- Associated Press - Sunday, June 7, 2015

NORTH PLATTE, Neb. (AP) - Several artists are planning to brush up the downtown area of North Platte.

The murals appearing on city sidewalks near storm sewers are a part of a project from Keep North Platte and Lincoln County Beautiful.

Holly Carlini, KNPLCB programs director, said the paintings are to help raise awareness for how pollutants can impact the ecosystem through street drains. A lot of people, she said, don’t know the storm sewers all lead to the Platte rivers.

“This is a fun way to show people where these lead,” she told The North Platte Telegraph (https://bit.ly/1AMctgG ).

For the project, Carlini contacted about 10 artists in the area. They’ve been given two squares of concrete near the storm drain to paint with water-related themes. Pat Milne, for example, is painting a pool of water polluted with brightly colored sludge.

Milne said this is the first time he’s done a street project. Typically, he uses spray paints on boards and paper to create his art, but spray paints don’t work quite as well in the windy corridor in front of Red Roof Antiques, where his street mural is being completed.

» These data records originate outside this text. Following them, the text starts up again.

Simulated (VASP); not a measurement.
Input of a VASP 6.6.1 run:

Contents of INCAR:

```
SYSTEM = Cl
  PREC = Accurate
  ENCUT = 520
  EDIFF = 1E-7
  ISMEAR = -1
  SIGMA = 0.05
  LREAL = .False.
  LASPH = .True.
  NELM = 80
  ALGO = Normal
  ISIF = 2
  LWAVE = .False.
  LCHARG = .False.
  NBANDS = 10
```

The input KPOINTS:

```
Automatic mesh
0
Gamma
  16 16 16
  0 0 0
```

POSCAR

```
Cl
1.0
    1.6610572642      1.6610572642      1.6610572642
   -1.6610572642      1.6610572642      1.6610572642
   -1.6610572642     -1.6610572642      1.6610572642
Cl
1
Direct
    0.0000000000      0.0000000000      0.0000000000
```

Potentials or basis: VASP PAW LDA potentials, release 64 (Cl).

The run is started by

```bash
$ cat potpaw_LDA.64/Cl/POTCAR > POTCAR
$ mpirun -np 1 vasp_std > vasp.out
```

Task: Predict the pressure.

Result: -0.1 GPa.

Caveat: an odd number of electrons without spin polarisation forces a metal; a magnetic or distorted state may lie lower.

He wants to make the pool look realistic, like a person on the sidewalk could really step into the water if not careful.

Down the street, Jackie Proctor, an art teacher at Madison Middle School, and Olivia Davis, an Adams Middle School student mentored by Proctor through Community Connections, are painting a dragonfly pond draining into the storm sewer nearby.

Proctor said they’re using a high-traffic paint that won’t wash off in weather or from foot traffic.

Carlini said it’s all environmentally friendly. She said she spoke with other communities that have done similar projects, particularly one in Arkansas that helped her pick out paint to use and how to go about the project.

Carlini said she hopes all the artwork is finished before the Honky Tonk Barbecue on June 13, which will be downtown. The artwork will also be a part of the Railfest Water Run in September.

Hopefully, Carlini said, the art will draw attention to what items find their way to the sewers, like cigarette butts, paints and oils.